Fiskateers “Energizing” Sales through Social Media

Fiskateers “Energizing” Sales through Social Media

Forrester Research’s Josh Bernoff and Charlene Li recently published Harnessing the Power of Social Applications in the MIT Sloan Management Review. The article highlights some specific cases of social media being used to address a particular business objective. One of the lessons – leveraging social media to energize sales – featured the Fiskateers, which I was lucky enough to be intimately involved in while at Brains on Fire.

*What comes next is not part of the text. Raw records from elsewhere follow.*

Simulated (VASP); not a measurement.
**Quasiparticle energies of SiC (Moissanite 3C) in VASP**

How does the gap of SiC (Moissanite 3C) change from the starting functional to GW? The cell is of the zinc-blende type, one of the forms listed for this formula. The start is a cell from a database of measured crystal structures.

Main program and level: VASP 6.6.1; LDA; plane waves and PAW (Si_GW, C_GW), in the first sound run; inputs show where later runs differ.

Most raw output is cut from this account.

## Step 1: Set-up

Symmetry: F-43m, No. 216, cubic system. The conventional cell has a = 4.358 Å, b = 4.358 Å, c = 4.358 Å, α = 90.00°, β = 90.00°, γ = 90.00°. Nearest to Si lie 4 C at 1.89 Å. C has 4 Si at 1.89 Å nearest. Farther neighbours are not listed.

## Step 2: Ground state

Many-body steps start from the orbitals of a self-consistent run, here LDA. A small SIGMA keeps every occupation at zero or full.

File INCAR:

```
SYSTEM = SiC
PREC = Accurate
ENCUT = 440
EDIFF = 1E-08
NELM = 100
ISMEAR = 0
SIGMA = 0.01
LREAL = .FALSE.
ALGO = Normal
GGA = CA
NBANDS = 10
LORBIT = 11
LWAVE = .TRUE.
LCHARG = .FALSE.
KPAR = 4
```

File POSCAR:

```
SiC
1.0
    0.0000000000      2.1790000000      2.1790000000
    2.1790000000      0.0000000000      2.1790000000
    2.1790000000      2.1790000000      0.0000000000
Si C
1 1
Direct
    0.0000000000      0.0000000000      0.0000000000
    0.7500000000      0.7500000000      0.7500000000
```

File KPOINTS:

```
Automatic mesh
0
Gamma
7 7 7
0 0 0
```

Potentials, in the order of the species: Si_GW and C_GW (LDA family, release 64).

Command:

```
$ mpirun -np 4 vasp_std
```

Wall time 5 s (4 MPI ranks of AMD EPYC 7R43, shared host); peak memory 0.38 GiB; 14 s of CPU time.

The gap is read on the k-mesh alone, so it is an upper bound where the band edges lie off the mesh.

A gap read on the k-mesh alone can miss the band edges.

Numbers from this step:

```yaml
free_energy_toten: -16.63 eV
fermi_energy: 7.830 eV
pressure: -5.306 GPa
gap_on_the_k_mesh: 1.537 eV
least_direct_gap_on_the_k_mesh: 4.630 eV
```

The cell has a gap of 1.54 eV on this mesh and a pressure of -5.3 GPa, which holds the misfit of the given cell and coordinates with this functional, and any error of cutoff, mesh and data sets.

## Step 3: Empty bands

Wendy Jo AveyI am particularly thrilled that they chose to interview Fiskateer #99 Wendy Jo Avey (Fiskateer of the Year 2007) and share one of the many “Wendy Jo stories” of her truly remarkable accomplishments as part of the movement. Last summer, Wendy Jo took vacation from her day job and stepped in to fill a role representing Fiskars at an important consumer trade show when one of the (paid) lead Fiskateers fell ill. Not only did she step in, she stepped it up by hand making and distributing magnets made with Fiskars tools. The magnets promoted one of the movement’s mantras – Performing Random Acts of Crafting – and led recipients to the community website. Wendy Jo’s creativity and good works are a great example of the unexpected fruits of Fiskars active choice to invest in their relationship with their current customers as well as their customers connecting with each other. The customers who feel the benefits of that investment will support you in good times and bad.